Ortiz, or “Big Papi,” as he is affectionately called, has been a Boston superstar since the 2003 season, when he unexpectedly emerged from the bench to become the team’s most feared left-handed slugger in decades. During the 2004 season, the engaging Dominican designated hitter (Ortiz almost never plays in the field) moved up to legend status with an unprecedented string of game-winning clutch hits and walk-off home runs to lead the Red Sox to their first World Series Championship in 86 years. Slowed by injuries, and perhaps age and excess weight, Big Papi had a sub-par season in 2008, and in 2009 began the year with a two month slump of alarming proportions, prompting many to conclude that he was through as a productive offensive force. They were wrong: from June 1 until the end of the season, Ortiz was again one of the best power-hitters in the league. Still, the worries lingered.
Now it is a month into the 2010 season, and Ortiz is once again off to a terrible start. Not only is he not “hitting his weight,” he is about 50 batting average points below it. His bat looks slow, and he isn’t even drawing bases on balls, as pitchers no longer seem to fear him. Worst of all, his team is off to a slow start too, while its rivals in the ultra-competitive A.L East, the Tampa Rays and, of course, the despised New York Yankees, have both been winning consistently. The fans are worried, even panicked; the Boston sportswriting corps, hysterical as usual, are fanning the flames daily. Should Ortiz be released for the good of the team? After less than 30 games and a hundred at bats? Is that fair? What is fair, in this situation?

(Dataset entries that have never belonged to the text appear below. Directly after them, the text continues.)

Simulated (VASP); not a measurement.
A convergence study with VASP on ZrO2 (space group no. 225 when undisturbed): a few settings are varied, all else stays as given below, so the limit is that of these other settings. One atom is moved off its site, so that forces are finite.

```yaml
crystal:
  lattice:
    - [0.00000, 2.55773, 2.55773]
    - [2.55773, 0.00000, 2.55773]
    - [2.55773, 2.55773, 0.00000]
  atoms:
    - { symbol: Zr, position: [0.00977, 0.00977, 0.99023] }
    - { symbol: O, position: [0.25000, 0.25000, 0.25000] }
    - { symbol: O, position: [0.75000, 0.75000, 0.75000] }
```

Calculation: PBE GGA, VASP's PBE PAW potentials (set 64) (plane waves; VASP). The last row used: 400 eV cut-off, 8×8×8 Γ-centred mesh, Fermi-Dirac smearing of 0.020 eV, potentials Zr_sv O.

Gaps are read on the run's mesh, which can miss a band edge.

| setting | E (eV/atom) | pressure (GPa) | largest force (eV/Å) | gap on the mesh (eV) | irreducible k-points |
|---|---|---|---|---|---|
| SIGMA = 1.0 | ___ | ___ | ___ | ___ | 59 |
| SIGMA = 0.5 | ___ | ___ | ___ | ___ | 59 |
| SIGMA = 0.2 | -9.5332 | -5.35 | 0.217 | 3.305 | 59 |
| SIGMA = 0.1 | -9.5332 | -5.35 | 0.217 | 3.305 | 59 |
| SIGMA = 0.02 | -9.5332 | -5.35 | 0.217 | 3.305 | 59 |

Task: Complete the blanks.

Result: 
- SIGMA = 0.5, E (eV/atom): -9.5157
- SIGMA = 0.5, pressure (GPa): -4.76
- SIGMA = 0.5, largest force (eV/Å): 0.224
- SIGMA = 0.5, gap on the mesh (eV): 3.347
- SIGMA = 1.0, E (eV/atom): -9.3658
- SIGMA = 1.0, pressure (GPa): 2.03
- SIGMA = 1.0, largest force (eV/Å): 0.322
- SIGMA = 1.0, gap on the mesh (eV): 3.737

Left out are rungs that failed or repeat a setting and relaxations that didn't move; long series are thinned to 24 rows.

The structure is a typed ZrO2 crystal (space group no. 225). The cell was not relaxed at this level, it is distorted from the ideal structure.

Well, it depends what you mean by “fair”:
- Victor Martinez, the team’s slugging star catcher, is also struggling at the plate, arguably hitting even worse than Ortiz. He is younger, however, and it is assumed that this is just a slump. But how can it be fair to dump Big Papi while another player keeps his job with the same sub-par performance?
- Big Papi’s contract with the team ends after the season, and his chances of getting another lucrative one, or perhaps any at all, depend on his performance this season: for him, this is literally a make-or-break year. Is it fair for this to play a part in management’s decision whether to stick with him as he struggles? He can’t show he can still hit if he doesn’t play. Is it fair to take his livelihood away from him because the fans are panicking? Or is his contract status irrelevant—after all, he’s been getting 12 million dollars a year from the Red Sox. Why should the team feel that it owes him special patience to allow him to make more millions, perhaps with another team?
- Ortiz, in his seven years with the team, has become its most dominant personality and famous player, and as a hero of the 2004 “Curse of the Bambino”-defying squad, an icon carrying the gratitude of the organization and the team’s fans. Wouldn’t fair treatment be to acknowledge his past service to the team, and give him more time and patience than management normally would? Would this be favoritism, which is inherently unfair?
- The Red Sox have another aging player, also a fan favorite, also a World Series hero (the MVP of the Boston World Series win in 2007) named Mike Lowell. He has been displaced as a regular player, much to his displeasure, because of declining skills in the field, but can still hit. This season, he has hit extremely well whenever he has had a chance to play. Like Ortiz, his career hangs in the balance. Is it fair not to let him take Ortiz’s place in the line-up?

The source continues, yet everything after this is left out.